Similarly to Renko charts, range bars are essential for detecting price trends and reducing market noise. In this article, we discuss how range bars are formed, their key differences from standard candlestick charts and Renko charts, and how range bars can be accessed in cTrader Web.

How Range Bars Are Formed

A standard candlestick trading chart forms a new candlestick once a certain amount of time passes regardless of the price movement that occurs during this period. As a result, candlestick charts often include large amounts of ‘noise’ in the form of data that may not be particularly useful for creating and testing an effective trading strategy.

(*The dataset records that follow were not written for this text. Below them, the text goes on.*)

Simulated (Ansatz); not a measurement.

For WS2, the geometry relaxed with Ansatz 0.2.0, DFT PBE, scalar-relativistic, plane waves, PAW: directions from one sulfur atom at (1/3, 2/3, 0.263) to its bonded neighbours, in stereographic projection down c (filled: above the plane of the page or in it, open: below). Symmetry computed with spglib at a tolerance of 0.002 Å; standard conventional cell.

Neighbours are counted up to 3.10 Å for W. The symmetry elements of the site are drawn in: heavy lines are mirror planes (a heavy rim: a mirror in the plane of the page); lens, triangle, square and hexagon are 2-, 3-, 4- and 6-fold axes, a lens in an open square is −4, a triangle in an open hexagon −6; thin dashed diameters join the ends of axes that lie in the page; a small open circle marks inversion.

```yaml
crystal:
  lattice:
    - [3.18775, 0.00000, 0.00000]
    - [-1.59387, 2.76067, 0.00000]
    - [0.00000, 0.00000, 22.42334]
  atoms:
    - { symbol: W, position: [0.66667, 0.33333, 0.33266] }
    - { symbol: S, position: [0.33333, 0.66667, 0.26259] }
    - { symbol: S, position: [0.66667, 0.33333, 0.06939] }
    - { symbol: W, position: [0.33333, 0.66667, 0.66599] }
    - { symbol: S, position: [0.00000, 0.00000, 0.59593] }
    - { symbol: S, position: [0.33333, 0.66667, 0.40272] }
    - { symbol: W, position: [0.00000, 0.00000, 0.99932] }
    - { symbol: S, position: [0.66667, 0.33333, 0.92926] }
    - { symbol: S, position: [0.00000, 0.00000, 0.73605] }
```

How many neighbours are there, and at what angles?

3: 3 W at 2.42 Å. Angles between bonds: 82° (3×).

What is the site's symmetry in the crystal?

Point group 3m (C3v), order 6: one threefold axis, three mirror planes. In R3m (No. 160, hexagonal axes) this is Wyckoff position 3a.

In contrast, range bars do not account for time and, instead, are formed purely based on price movements. Here is an example of a range bar chart that cTrader Web has constructed for GBPJPY using 10 pips as the volume threshold for new range bars.

As you can see, range bars are structured similarly to candlesticks in that they include a high price, a low price, an open price, and a close price. However, the way new range bars are formed is different from a conventional trading chart.

Specifically, once a symbol moves a certain amount of pips in either direction in comparison to the closing price of the previous range bar, a new bar is formed on the chart. Note that range bars are formed based on cumulative price movements in both directions.

In the above example, the ask price for GBPJPY may first decrease by 3 pips to 168.758 and then increase by 7 pips to reach 168.765. A new range bar will be formed on the chart as the cumulative price movement will reach 10 pips. Its low price will be 168.758 while its high and closing price will be equal to 168.765.

Contrast this process with how Renko charts are formed. Renko bricks are also formed when price movements exceed a certain threshold; however, this movement has to occur in a single direction. Range bars, on the other hand, reflect cumulative movements in any direction and, as some may argue, convey more information than Renko bricks.

How Range Bars Relate to Timeframes

As stated previously, the process of forming new range bars completely ignores the time component. In fact, in the screenshot above, each unit on the X-axis includes different amounts of time.

As you can see, the five units between 12:57:31 and 17:40:05 cover a period of almost five hours. The next five units on the X-axis (from 17:40:05 to 21:48:50), nevertheless, only represent a period that is slightly longer than four hours.

On the one hand, ignoring the time component may seem counterintuitive when trading. In practice, however, range bars are very effective when filtering market noise, particularly in highly volatile market conditions.

How to Access Range Bars in cTrader Web

To construct a new range bar chart, first, open the chart selector menu by clicking on the ‘three dots’ icon to the right of the timeframe selector.

In the ‘Range’ column, select the volume threshold that should be used for creating new range bars. The larger the volume threshold, the slower new range bars will appear on the trading chart for the currently selected symbol.

Hover over a particular volume threshold option and press the ‘tick’ icon to its right to add it to your favorites. Afterward, it will always appear in the timeframe selector.

After choosing a volume threshold, cTrader Web will generate a range bar chart for the currently active symbol.

You will then be able to interact with this chart using all toolbox controls offered by cTrader Web. In the screenshot below, we have placed two new horizontal lines on the 10-pip range bar chart for USDJPY.

How Range Bars Benefit Traders

While different from traditional candlestick charts, range bar charts offer several advantages to all types of traders.

  • Range bars are effective at demonstrating price trends and the general level of market volatility completely independent of the time component.
  • Range bars provide more information than Renko charts by showcasing low and high prices in addition to open and close prices.
  • Range bars simplify drawing on charts by providing easy-to-interpret points of reference for price reversals, and support and resistance levels.

Having said that, range bar charts may not be all that useful when attempting to plot time-dependent price trends.

To summarize, range bar charts should be of use to anyone wanting to receive accurate and noise-free information about any currently ongoing price trends and market movements. You can use them in combination with chart drawings to create a powerful visual aid for improving the effectiveness of your manual trading strategies.